Rejecting the Culture of Outrage in Intellectual Debate


Rejecting the Culture of Outrage in Intellectual Debate

By: Mark Brady

The irony in contemporary debate reflects a tendency to attack the ‘other side’ on a basis of character rather than intellectual belief. As Americans, I believe we must tread forward carefully, in times where both sides increasingly demand the other be silenced. For example, Western universities can be identified as institutions that encourage open debate but in practice do not.  

Specifically, Berkeley College has a historical value for freedom of speech.  While this college may tout or take pride in its Vietnam-era “freedom of speech” movement, it didn’t take an expert bystander to notice that this had been completely commandeered and ended the last few years. When a rabble-rouser speaker by the name of Milo Yiannopoulos was invited to speak, and later conservative-commentator Ann Coulter, the stage of violence was nearly inevitable. Armed mobs donned in black, adopted the name “Antifa,” and reigned havoc, shutting the event down. Subsequently, the other side mobilized and a number of gang-style fights took place in the streets. One could say the sides were not particularly “keen” on having rational, open debate. 

A more recent example occurred in Laurier University in Canada. A graduate student, working as a course TA, recorded a harsh rebuking from her superiors on audio, when she showed her class a clip of a debate that occurred on a public television station. Her superiors argued that she created an “unsafe learning environment” for some of her students and went against the revised C-16 Canadian Human Rights Code. While many disagreed with her decision to present the debate, which showed two sides of a controversial debate occurring in that country, I find it alarming the number of instances where academia across North America appear to be stifling debate from both sides. I believe American universities should adopt a degree of self-awareness and create an intellectual environment in which ideas and debates can happen in an open, undisturbed forum. If intervention occurs to end debate, you can be sure something isn’t right. 

On a more national scale, the United Kingdom comes to mind regarding free speech. Many Americans are oblivious to the fact that many European countries do not guarantee American-style freedom of speech, despite the tendency to assume so. In the United States, you are guaranteed free speech (preferentially in an organized manner or venue), minus cases of threatening “imminent harm” on a person or property. In the United Kingdom, you can be arrested for “hate speech,” which I define as a rather subjective charge to begin with, and actually thrown in prison for a length of time. In Germany people are censoring various sites and channels that go against the government’s code of conduct, not to mention the political standing of their current government. The point to take away here is that even in the land where enlightened thinkers established such pillars as “freedom of speech” or civil rights for citizens, they do not guarantee the level of “freedom of speech” that American citizens enjoy today. 

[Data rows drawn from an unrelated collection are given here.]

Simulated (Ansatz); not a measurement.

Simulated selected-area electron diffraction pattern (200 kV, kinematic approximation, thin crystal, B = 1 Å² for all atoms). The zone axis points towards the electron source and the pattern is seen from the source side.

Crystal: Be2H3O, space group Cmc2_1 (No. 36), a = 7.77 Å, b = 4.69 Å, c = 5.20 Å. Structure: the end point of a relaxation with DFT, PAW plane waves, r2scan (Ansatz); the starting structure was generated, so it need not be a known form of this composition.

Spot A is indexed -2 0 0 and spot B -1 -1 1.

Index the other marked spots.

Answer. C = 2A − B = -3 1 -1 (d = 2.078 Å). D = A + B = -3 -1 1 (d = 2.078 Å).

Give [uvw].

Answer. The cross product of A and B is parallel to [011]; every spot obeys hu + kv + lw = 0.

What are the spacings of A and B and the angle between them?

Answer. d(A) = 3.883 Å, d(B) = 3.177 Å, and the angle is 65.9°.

We are living through a time of cultural victimhood and political aggression, in which the opposing side is painted as morally wrong instead of intellectually wrong. Because one can clamor that the other side is “mean” or “bad”, a period of near anti-intellectualism has developed. The more rational debate collapses, and the more “weaponized victimhood” is used to stifle discussion, the more we can expect the privileges of free and open speech to end. As an American citizen, I believe we should defend each and our own freedoms to open speech and discussion. I recommend we reject the culture of outrage, and act more rational and civic in our intellectual debates.